Finding the right words to evaluate research: An empirical appraisal of eLife’s assessment vocabulary
Posted on: 13 May 2024 , updated on: 14 May 2024
Preprint posted on 30 April 2024
How to clearly and consistently convey the editor and reviewer assessment to readers?
Selected by Benjamin Dominik MaierCategories: scientific communication and education
Background
In 2022, the not-for-profit, open access, science publisher eLife announced a new publishing process without the traditional editorial accept/reject decisions after peer review. Instead, all papers that are sent out for peer review are published as “reviewed preprints”. These include expert reviews summarising the findings and highlighting strengths and weaknesses of the study as well as a short consensus evaluation summary from the editor (see eLife announcement). In the eLife assessment, the editor summarises the a) significance of the findings and b) the strength of the evidence reported in the preprint on an ordinal scale (Table 1; check out this link for more information) based on their and the reviewers subjective appraisal of the study. Following peer review, authors can revise their manuscript before declaring a final version. Readers can browse through the different versions of the manuscript, read the reviewer’s comments and the summary assessment.

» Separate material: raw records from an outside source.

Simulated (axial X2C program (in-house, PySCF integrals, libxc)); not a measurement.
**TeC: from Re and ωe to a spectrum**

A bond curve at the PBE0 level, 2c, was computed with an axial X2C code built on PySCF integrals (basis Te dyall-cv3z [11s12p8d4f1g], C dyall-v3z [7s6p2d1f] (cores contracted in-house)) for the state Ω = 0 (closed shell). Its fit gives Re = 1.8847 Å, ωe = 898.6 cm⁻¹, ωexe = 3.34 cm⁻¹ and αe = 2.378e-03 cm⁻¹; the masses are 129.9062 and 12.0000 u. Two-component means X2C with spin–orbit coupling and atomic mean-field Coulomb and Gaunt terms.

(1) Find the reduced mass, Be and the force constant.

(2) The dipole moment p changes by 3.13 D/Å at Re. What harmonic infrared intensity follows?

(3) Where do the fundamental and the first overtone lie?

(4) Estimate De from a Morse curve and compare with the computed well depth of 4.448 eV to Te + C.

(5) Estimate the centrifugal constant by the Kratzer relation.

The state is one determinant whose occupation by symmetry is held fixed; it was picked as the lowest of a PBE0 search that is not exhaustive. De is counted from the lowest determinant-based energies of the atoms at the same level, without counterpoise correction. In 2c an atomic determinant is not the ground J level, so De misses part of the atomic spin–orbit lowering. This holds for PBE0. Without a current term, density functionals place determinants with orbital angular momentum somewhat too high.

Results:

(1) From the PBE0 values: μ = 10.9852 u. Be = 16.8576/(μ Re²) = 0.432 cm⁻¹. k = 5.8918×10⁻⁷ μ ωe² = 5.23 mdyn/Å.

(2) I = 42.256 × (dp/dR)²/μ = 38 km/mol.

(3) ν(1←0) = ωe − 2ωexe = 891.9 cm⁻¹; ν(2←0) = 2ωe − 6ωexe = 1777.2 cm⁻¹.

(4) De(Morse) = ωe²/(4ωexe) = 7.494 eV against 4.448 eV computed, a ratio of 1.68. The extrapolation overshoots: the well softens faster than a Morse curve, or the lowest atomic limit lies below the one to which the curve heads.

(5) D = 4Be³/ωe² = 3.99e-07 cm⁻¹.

Table 1. eLife significance of findings and strength of support vocabulary. Table taken from Hardwicke et al. (2024), BioRxiv published under the CC-BY 4.0 International licence.
Study Overview
In this featured preprint, Tom Hardwicke and his colleagues from Melbourne School of Psychological Sciences designed an empirical online questionnaire aimed at evaluating the clarity and consistency of the vocabulary used in the new eLife consensus assessment (as detailed in Table 1). They focussed on determining a) whether diverse readers rank the significance and support strength labels in a consistent order, b) if these rankings correspond with the intended scale, and c) the degree of clarity in distinguishing between the various labels. Additionally, the authors proposed an alternative five-level scale covering the full range of measurement (very strong – strong – moderate – weak – very weak) and compared its perception to eLife’s scale.
The study’s research question, methods, and analysis plan underwent peer review and were pre-registered as a Stage One Registered Report (link). Study participants were sourced globally via an online platform with 301 individuals meeting the inclusion criteria (English proproficiency, aged 18-70 and holding a doctorate degree) and fulfilling attention checks. About one third of the participants indicated that their academic backgrounds aligned closest with disciplines in Life Sciences and Biomedicine. Study participants were presented with 21 brief statements describing the significance and strength of support of hypothetical scientific studies using either the eLife or the alternative proposed vocabulary. They were then tasked to assess the significance and strength of support using 0-100% sliders.
Key Findings
- Only 20% of participants consistently assessed the eLife significance statements in the intended order, while over 60% aligned with the intended rankings using the alternative vocabulary.
- Regarding the strength of support statements, agreements between implied and intended scale were found to be 15% (eLife) and 67% (alternative vocabulary), respectively.
- eLife phrases in the middle of the scale (e.g., “fundamental,” “important,” and “valuable” on the significance dimension) were most frequently misranked by participants (see Figure 1).
- For the alternative scales and the eLife strength of support dimension, participants often misranked the lower and upper ends of the scale by one rank (e.g., very strong vs. strong), attributed by the authors to the difficulty of judging phrases in isolation without knowledge of the underlying scale.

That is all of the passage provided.